What ties all these disparate "nu-breaks" styles together is a curious sharpness to the breaks that is reminiscent of jungle, only at far too slow a tempo. This was something I first noticed at a rave about a year ago, and at the time the only comparison that came to mind was The Prodigy circa. "Voodoo People". Big beat always struck me as slightly sped-up hip hop, with which it shares a sort of blunt, heavy funkiness in its breaks (at least pre-Timbaland). Meanwhile "Sunset" and tracks like it have more of a smarter, midtempo hardcore rave sound, emphasising rush over funk; hence the Prodigy comparison.



Where nu-breaks falls down for a lot of people is in the anal-retentive technicality of its programming which has nothing to do with hardcore or big beat and everything to do with post-techstep jungle. Artists like Hybrid arrange their beats and breaks with a roccoco flair for complexity, but in the wrong musical setting this has the potential to come off dry and rigid, not to mention a tad smug. Luckily Cook, like Hybrid, has realised that this trap can be avoided by seizing on the most egalatarian dance style around - trance.



Not that "Sunset" is breakbeat trance really - it takes its cues more from the trancier aspects of The Chemical Brothers' last album and Cook's own "Right Here, Right Now" than from Paul Van Dyk or Jam & Spoon - but it's certainly a dramatic shift towards melody, away from the break-and-hook-line sparseness of more typical Fatboy fare such as "Rockafeller Skank" or "Gangsta Trippin". It's nice and absolutely necessary, because the break Fatboy has used, with its bizarre syncopated fourth beat (as opposed to the usual second and/or third) makes dancing to it incredibly difficult. I know this because when I was out on Thursday night I saw the whole dancefloor flounder in confusion. The gambit is defiantly anti-populist and in its Timbaland-style syncopation very similar to a lot of breakbeat garage - not something I expected at all.



It's an interesting direction for Cook, and I'm certainly looking forward to finding out whether it's just an amusing diversion, or if he really has decided to try and leapfrog The Chemical Brothers in the increasingly panicky flight from big beat.



Tuesday, October 17, 2000
 
"Now over here, we have some naughty, naughty kids..."

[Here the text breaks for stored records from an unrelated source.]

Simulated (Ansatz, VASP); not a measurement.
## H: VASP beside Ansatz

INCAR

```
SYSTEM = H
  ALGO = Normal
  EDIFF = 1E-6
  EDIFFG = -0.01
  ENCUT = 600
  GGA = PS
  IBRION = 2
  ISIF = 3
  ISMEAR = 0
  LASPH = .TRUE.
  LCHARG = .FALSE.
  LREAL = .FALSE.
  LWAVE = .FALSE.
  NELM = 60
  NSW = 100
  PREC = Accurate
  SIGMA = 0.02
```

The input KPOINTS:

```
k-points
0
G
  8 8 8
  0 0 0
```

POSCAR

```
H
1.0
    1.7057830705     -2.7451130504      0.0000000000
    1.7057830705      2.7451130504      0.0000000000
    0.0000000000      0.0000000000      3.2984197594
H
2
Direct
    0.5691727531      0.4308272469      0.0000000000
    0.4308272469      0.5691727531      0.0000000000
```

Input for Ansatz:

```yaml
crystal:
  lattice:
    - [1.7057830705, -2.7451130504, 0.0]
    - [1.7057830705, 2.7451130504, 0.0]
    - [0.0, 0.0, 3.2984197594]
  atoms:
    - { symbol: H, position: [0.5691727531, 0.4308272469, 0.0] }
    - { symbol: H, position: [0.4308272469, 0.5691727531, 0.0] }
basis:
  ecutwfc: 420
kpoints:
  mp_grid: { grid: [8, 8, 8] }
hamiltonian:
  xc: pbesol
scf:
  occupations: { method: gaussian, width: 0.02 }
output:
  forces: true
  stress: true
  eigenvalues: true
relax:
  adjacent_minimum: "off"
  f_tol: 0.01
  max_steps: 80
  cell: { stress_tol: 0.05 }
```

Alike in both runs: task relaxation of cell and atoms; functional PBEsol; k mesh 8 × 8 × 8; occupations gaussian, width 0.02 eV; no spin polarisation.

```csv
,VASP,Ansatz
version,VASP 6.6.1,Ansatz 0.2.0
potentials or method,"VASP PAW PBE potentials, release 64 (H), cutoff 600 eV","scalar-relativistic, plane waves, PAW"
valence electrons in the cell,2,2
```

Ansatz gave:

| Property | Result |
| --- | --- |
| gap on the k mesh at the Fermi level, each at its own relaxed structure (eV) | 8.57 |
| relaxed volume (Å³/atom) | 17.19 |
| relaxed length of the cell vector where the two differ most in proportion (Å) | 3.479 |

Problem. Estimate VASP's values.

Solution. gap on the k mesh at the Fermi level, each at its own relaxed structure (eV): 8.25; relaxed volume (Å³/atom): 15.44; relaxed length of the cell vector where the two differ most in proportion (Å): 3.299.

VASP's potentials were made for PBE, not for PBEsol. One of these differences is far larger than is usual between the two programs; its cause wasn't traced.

I think I've mentioned the Green Velvet compilation I have, The Nineties, at some point in the past. But I certainly didn't talk about it in much depth because otherwise I wouldn't be doing so now. It's a bit of a pattern for me that after listening to the rhythmic wonders of stuff like jungle, UK garage and current hip hop and R&B about 80% of the time, I'll suddenly feel the need to listen to nothing but raw house music for a couple of days.



Which means early Todd Terry tracks, acid house classics (check Armando's "Land Of Confusion" or Sleazy D's "I've Lost Control"), and the really old, inspired house classics like Marshal Jefferson's "Move Your Body" or J.M. Silk's "Music Is The Key". I'll occasionally choose some mid-nineties Chicago-revivalist stuff as well, but the only nineties-era artist I find myself returning to with frequency is Curtis Jones aka Cajual and best of all aka Green Velvet.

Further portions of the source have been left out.